"Humbert Humbert," their author, had died in legal captivity, of coronary thrombosis, on November 16, 1952, a few days before his trial was scheduled to start. (Fore.1)
Such information does not have much meaning to us yet. We know already though that a certain criminal will not be brought to justice.
References to "H.H."'s crime may be looked up by the inquisitive in the daily papers for September-October 1952; its cause and purpose would have continued to remain a complete mystery, had not this memoir been permitted to come under my reading lamp. (Fore.2)
The author of the words is at pains to present the facts. He also wants us to know about the significance of what we are about to read. Consider these words as you proceed into the "memoir."
Book 1, Chapter 1
Ladies and gentlemen of the jury, exhibit number one. (1.1.4)

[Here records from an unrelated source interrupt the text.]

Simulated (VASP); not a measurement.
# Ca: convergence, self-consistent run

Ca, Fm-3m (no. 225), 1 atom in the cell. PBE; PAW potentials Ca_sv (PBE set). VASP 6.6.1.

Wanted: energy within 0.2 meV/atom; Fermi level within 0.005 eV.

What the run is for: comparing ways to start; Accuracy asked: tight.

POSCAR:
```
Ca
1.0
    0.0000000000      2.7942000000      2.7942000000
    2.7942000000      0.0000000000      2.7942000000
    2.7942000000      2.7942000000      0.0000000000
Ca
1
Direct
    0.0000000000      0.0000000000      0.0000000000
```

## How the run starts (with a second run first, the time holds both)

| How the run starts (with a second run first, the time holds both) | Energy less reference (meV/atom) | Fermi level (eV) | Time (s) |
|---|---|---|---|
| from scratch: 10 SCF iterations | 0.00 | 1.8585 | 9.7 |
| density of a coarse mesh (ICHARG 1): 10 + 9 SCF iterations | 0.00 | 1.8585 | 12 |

Humbert is addressing the reader. Does he think a jury will read his novel, or does he see the readers as his ultimate judges?
Book 1, Chapter 20
Ladies and gentlemen of the jury, the majority of sex offenders that hanker for some throbbing, sweet-moaning, physical but not necessarily coital, relation with a girl-child, are innocuous, inadequate, passive, timid strangers who merely ask the community to allow them to pursue their practically harmless, so-called aberrant behavior, their little hot wet private acts of sexual deprivation without the police and society cracking down on them. We are not sex fiends! (1.20.33)
Be careful when Humbert plays the lawyer. He is very convincing and sympathetic. How does he get to us?
Book 1, Chapter 22
"You're a monster. You're a detestable, abominable, criminal fraud. If you come near—I'll scream out the window. Get back!" (1.22.7)
Charlotte is one of the only people to express this disgust. Perhaps she is smarter than he gives her credit for.
Book 1, Chapter 27
"The word is incest," said Lo—and walked into the closet, walked out again with a young golden giggle […] (1.27.108)
Lolita is way more attuned than Humbert thought she was. She often has moments of keen realization. Why doesn't she just run away?
Book 1, Chapter 32
"You chump […] You revolting creature. I was a daisy-fresh girl, and look what you've done to me. I ought to call the police and tell them you raped me. Oh, you dirty, dirty old man." (1.32.33)
Lolita plays a lot of games with Humbert. She enjoys making these accusations and expressing disgust. Can we ever get a sense of what she is thinking?
Book 2, Chapter 35
I stopped in the doorway and said: "I have just killed Clare Quilty." "Good for you," said the florid fellow as he offered one of the drinks to the elder girl. "Somebody ought to have done it long ago, remarked the fat man." (2.35.85)
There isn't much good behavior in this book. People often seem indifferent to death throughout the novel.
"Because you took advantage of a sinner/because you took advantage/because you took/because you took advantage of my disadvantage […] /because of all you did/because of all I did not/you have to die." (2.35.63, 73)
Humbert reads the allegations to Clare Quilty. How different is he from this enemy?
Book 2, Chapter 36
For reasons that may appear more obvious than they really are, I am opposed to capital punishment; this attitude will be, I trust, shared by the sentencing judge. Had I come before myself, I would have given Humbert at least thirty-five years for rape, and dismissed the rest of the charges. (2.36.6)
Not surprisingly, Humbert concludes his book by sentencing himself, in a way. Why does he think "the rest of the charges" should be dropped? What are "the rest of the charges"?